Monday, February 8, 2016

The Drop and the Gray Character



I love Tom Hardy. And not just because he’s Bane. Though that does play a factor.

Come again?

 I was recently talking to my friend about The Drop (Tom Hardy, Noomi Rapace, James Gandolfini). I love bouncing opinions and ideas off of this friend of mind, because she has this uncanny ability to pick out impressive points an sum them up in a way so sharp it sometimes makes me dizzy. I told her about my favorite part of the movie (which I may have mostly memorized) at the end (Spoilers! Ye be warned);

"It’s like the Devil’s just waiting for your body to quit, because he knows he already owns your soul.
Then I think maybe there is no devil. You die and God says ‘No, no you can’t come in. You have to leave now. You have to leave and go away and you have to be alone forever.’"

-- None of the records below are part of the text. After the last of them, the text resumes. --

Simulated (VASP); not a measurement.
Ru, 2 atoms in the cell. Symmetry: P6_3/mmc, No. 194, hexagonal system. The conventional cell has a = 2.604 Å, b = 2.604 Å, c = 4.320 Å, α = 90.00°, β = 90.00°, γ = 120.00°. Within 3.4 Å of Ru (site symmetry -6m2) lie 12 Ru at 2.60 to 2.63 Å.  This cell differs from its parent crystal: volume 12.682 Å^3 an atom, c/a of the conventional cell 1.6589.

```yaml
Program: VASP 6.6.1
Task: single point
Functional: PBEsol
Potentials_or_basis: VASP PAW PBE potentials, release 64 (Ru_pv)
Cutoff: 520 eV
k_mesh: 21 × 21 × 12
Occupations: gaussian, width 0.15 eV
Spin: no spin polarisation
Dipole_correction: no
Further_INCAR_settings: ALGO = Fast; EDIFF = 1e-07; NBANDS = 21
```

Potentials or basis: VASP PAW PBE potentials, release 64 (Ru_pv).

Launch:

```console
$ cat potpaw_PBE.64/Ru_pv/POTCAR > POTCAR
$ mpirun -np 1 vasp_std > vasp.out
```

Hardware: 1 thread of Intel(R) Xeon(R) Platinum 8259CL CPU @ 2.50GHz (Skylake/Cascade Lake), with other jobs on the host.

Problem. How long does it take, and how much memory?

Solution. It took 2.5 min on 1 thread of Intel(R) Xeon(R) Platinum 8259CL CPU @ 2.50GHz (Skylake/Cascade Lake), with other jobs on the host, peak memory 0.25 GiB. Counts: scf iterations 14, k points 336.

I told my friend that the striking ending of the The Drop is actually made more impressive by the fact that the events leading up to the climax are somewhat mundane. Tom Hardy plays an adorable, mumbling Bostonian barkeep caring for an abused puppy, with a quiet nature that appears generally good, though with something strangely unsettling in his demeanor. And then . . .

“I shot him in the face, twice. Then I wrapped his head in a towel, and I stabbed him in the chest, in his heart, so he would bleed out, and I put him in my bathtub and watched him drain. Then I put him in an oil tank with laundry detergent and lye, and I sealed it back up.”

Yes, I killed him. Absolutely. He was gonna hurt our dog.

            Then quiet, unsuspecting Tom Hardy shoots a guy in the face. Whoa.
I told my friend about all this. 
                “I get why you like that movie,” she said, nodding. “He’s like Zensor. He’s the guy that does bad things that you want to believe is good.”
                Whoa. And all this time I thought she didn’t really read my books.
                She was 100% right. I’ve always been strangely draw to that character archetype; the “gray” character, the hero who does bad things and the villain who tries to do good things. Zensor is a bit of both, just like Tom Hardy. 

Soldier Sons the movie: starring Tom Hardy as Zensor
Why are the gray men so appealing? They’re people we can relate to. They’re gentle, they’re protective, they’re loving and loyal. They’re violent, they’re mean, they’re capricious and cruel. They’re guilty, they’re remorseful, they’re bad and they wish they weren’t.
               Aren't we all?

              "Nothing is easier than denouncing an evil-doer. 
               And nothing more difficult than understanding him."